Principal Component Analysis, PCA, is one of two multivariate data analysis model main types available in Evince. PCA decomposes the original data matrix, X, into a set of principal components that explain most of the variance found in the data. In this way, the multidimensional variable space is reduced to a more manageable size, which is more easily overviewed. Visualizations of principal components is a powerful way of detecting classes, groupings and outliers within the analyzed data.

The first principal component, PC1, can be visualized as a straight line drawn through the variable space and also through the origin. It is drawn in such a way that it explains as much of the variation as possible. A score value, t, is derived from each observation by projection down to the principal component. A loading value, p, is also obtained from the cosine of the the angle between the principal component and the variable axis.

For each calculated principal component, score values are obtained for the observations, and loading values are obtained for the variables. These values are assembled in the score matrix, T, and in the loading matrix, P.

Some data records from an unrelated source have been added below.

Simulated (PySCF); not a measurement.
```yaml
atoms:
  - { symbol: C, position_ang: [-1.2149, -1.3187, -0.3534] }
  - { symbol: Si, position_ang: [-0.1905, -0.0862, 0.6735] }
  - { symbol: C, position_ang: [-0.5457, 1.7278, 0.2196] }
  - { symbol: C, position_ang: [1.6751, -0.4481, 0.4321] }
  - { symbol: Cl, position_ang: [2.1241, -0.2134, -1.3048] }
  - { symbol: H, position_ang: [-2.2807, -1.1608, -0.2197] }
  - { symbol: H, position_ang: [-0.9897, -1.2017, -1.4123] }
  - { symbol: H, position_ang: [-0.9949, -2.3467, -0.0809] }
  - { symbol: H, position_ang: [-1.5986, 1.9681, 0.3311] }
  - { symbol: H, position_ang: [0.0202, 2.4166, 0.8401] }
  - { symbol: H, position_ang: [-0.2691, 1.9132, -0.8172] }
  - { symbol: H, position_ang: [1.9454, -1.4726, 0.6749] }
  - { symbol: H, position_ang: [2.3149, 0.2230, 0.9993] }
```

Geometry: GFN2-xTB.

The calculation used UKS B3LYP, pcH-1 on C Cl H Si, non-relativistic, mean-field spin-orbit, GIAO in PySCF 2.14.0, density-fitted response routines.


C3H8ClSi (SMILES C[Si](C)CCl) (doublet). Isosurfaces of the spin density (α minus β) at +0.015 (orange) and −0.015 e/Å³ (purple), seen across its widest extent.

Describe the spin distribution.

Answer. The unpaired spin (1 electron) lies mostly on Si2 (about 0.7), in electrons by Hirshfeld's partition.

The decomposition of X into the score and loading matrices can be written:

X = TP' + E = t1p1' + t2p2' + ... + tnpn' + E

where E is a residual matrix. When the optimal number of components has been calculated, the residual matrix, E, is reduced to noise. This is equivalent to that the rank of matrix X has been found.

PCA is related to Singular Value Decomposition, SVD, which is used for factorization of matrix X:

X = USV'

S is a diagonal matrix that holds the singular values of X. Matrices U and V hold the left- and right-singular vectors. The matrix V is identical to loading matrix P while U*S is identical to score matrixT.